Sen. Minority Leader Mitch McConnell (R-KY) told the Senate this week that we need to allow the biggest banks to fail. McConnell explained that he opposes the financial industry reform bill before Congress because it “not only allows for taxpayer-funded bailouts of Wall Street banks, it institutionalizes them.” McConnell is right that it’s important to try to hold banks responsible for the consequences of their actions, and not enable them to behave recklessly by guaranteeing we will cover all their bets. There’s just one problem, as Paul Krugman points out: McConnell’s argument is like saying we shouldn’t institutionalize fire fighting.

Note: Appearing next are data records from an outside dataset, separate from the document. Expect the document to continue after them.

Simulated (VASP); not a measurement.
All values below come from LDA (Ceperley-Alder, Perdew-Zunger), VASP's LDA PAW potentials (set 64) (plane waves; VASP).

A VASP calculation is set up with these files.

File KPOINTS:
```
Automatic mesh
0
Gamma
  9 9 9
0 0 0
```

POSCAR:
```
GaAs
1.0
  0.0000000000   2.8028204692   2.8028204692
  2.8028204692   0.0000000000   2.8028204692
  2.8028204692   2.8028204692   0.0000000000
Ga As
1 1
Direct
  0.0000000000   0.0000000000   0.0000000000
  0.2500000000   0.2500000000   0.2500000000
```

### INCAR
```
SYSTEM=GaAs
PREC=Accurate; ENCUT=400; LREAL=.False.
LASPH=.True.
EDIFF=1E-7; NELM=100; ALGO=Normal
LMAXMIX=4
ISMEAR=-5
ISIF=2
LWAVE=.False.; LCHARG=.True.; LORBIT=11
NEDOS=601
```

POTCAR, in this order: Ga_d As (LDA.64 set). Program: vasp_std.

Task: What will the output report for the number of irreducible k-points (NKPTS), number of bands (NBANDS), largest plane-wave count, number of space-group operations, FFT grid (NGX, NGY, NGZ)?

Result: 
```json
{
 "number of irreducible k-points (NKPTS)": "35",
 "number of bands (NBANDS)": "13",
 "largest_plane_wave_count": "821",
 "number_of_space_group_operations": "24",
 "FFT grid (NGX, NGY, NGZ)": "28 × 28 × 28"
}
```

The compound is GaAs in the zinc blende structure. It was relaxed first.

As Krugman says, bailing out large banks is analogous to putting out building fires. It might be that knowing the fire department will put out any fire encourages building owners to worry less than they should about fire safety. But the fact is you don’t put out fires just or even mostly for the benefit of the person whose building is burning. You put them out so they won’t spread to other buildings. The same is true with financial bailouts. The point was never to save AIG or Goldman Sachs or any particular company, but rather to keep the collapse of one company from triggering a chain reaction of defaulting companies. Just like with fires with bank failures, as Krugman says, “the damage tends to spread.”


It’s hard to take McConnell seriously in any case. It’s not clear that the new bill would really institutionalize tax-payer funded bailouts. Instead it makes banks pay into a fund to cover their own bailouts. And the fact is that the Wall Street banks McConnell says he doesn’t want to bail out are actually opposed to the new bill—as McConnell, who gets a large part of his corporate campaign contributions from the financial sector, knows quite well.

As Krugman says, “Wall Street isn’t lobbying to prevent future bank bailouts.” The banks know that whatever McConnell says we are as likely to let big banks fail as we are to let downtown buildings burn. No politician wants to be responsible for what might happen next—we all know what happened to Herbert Hoover. What Wall Street wants is to have as few restrictions on what it does between bailouts as possible. In other words, it’s really the economic fire safety measures the banks and McConnell oppose. But if there is a real problem with the bill, it’s that it doesn’t do enough to limit what banks can do, how transparent they have to be, or how large they can get. If there is a problem with the bill it is that it doesn’t do enough to keep economic fires from starting in the first place.